Galleries & Passages, Paris
Opened only in 1860, the passage des Princes is the last covered passage built and has the agreement of Baron Haussmann. The bank Jules Mirès financed the building and part of the dog-legged passage was named after him. Unfortunately he soon went bankrupt and arrested. Shortly after the passage was acquired by an insurance company, today called the AGF, who 160 years later are still the owners. An original sign of the buyers can be seen on the 4th photo below.
Completely demolished and rebuilt in the '90s the passage no longer has the dog-leg but a sharp 90° angle in the middle of its 80 metres. Certain elements though have been re-installed such as the beautiful Italian stained glass cupola, from 1930, over the rotunda at the blvd des Italiens end. The passage today is a child's delight, having exclusively toy- and model shops. As you leave the passage at the blvd des Italiens end there is a nice view up the hill to the Sacré Coeur
Nearest metro is Richelieu-Drouot
These two passages are part of and attached to Passage des Panoramas and you can find them by snooping around a little in the little used corners. They represent very little interest to the tourist as they are mainly used as service corridors for Passage des Panoramas. There are also the galleries "Des Varietés" and " Montmartre" in this warren of corridors.
Closest metro is Grands Boulevards or Richelieu-Drouot
The passage du Havre runs from rue Caumartin to rue St Lazare, is roughly 115 metres long and first constructed in 1845. Renovated recently in 2012 there are about 40 shops here, mainly luxury clothes and perfume although there is a Starbucks and one of the Pauls bakeries.
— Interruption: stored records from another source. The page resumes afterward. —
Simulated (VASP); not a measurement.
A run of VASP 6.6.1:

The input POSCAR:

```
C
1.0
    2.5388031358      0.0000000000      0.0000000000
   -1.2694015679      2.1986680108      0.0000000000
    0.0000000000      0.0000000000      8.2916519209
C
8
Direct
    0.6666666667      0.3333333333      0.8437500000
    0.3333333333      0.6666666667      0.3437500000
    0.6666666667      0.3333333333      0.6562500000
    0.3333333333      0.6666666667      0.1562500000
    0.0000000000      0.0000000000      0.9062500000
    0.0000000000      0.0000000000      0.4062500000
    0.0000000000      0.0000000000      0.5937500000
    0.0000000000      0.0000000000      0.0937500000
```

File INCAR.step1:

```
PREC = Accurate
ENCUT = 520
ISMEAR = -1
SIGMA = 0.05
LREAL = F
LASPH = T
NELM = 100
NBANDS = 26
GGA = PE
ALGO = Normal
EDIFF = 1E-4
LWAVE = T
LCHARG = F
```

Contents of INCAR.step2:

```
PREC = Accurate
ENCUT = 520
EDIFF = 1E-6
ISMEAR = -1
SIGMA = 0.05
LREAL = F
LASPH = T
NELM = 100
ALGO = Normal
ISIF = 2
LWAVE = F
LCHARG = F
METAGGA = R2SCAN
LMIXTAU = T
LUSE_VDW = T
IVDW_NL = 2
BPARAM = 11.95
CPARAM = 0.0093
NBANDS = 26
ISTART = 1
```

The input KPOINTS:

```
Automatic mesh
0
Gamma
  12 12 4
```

The passage used to be mainly toys and miniature railways but has completely lost its way and is now just like any small mall anywhere in the world. Does have a lovely glass roof though with some nice hanging lamps under a central cupola.
Nearest metro is St Lazare.
Close to the Madeleine this short passage built over a Benedictine priory by M. Puteaux in 1839 doesn't see many shoppers. Bought as an investment as the St Lazare main line station was supposedly to be built next door, fell into disrepute and lost most of its shops. Only 29 metres long it suffered in comparison to other galleries such as Jouffroy and Colbert. The glass roof only covers half of the passage but still retains some elegance and charm. Could be visited if on your way to the Expiatory chapel.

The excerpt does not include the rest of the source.